VENICE.- Victoria Miro, in collaboration with Hauser & Wirth, presents Italian Lessons, an exhibition by Mark Wallinger. Selected by the artist especially for Victoria Miro Venice, the works on display date from 1991 to 2016 and reflect a career-long engagement with ideas of power, authority, artifice and illusion. While sources of inspiration include the Italian masters and masterpieces in Italian collections, this is the first time many of these works have been shown in Italy.

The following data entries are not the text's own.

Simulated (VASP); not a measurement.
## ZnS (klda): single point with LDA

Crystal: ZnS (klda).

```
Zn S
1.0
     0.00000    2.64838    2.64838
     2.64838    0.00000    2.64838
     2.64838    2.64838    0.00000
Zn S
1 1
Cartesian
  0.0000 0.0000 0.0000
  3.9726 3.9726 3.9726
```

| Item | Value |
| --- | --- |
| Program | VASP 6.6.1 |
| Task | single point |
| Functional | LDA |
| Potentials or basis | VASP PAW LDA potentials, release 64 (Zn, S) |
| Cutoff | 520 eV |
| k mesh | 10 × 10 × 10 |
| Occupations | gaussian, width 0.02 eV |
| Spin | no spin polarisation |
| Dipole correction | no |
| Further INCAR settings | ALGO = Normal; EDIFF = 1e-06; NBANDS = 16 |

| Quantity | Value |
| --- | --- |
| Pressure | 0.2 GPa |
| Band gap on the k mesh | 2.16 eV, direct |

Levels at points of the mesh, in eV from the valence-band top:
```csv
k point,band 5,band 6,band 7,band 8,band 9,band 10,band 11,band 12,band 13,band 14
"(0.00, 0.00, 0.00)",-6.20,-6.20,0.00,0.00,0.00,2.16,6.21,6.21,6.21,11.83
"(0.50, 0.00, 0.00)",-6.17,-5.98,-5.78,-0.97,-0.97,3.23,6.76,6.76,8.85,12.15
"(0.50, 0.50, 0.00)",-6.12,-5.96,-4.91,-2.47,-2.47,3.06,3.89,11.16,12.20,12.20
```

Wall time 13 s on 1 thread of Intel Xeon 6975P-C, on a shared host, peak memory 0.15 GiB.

“In a sense, the exhibition is like my mini Grand Tour.” – Mark Wallinger

Encompassing autobiography and art history, the Italian Lessons of the exhibition title are manifold. They refer to Wallinger’s own education and to his exposure to the Italian masters: via a charismatic college lecturer in his native Essex; a seminal exhibition in London; a bicycle tour from Paris to Florence. Equally, the Lessons make reference to the cornerstones of art history – such as the development of perspective and trompe-l’oeil techniques – and the shifts in consciousness they have brought about. Lessons theological as well as pedagogical may be deduced in the content or context of his source material, part of a long-term consideration of religion as one of the ideological forces through which order is imposed on the world.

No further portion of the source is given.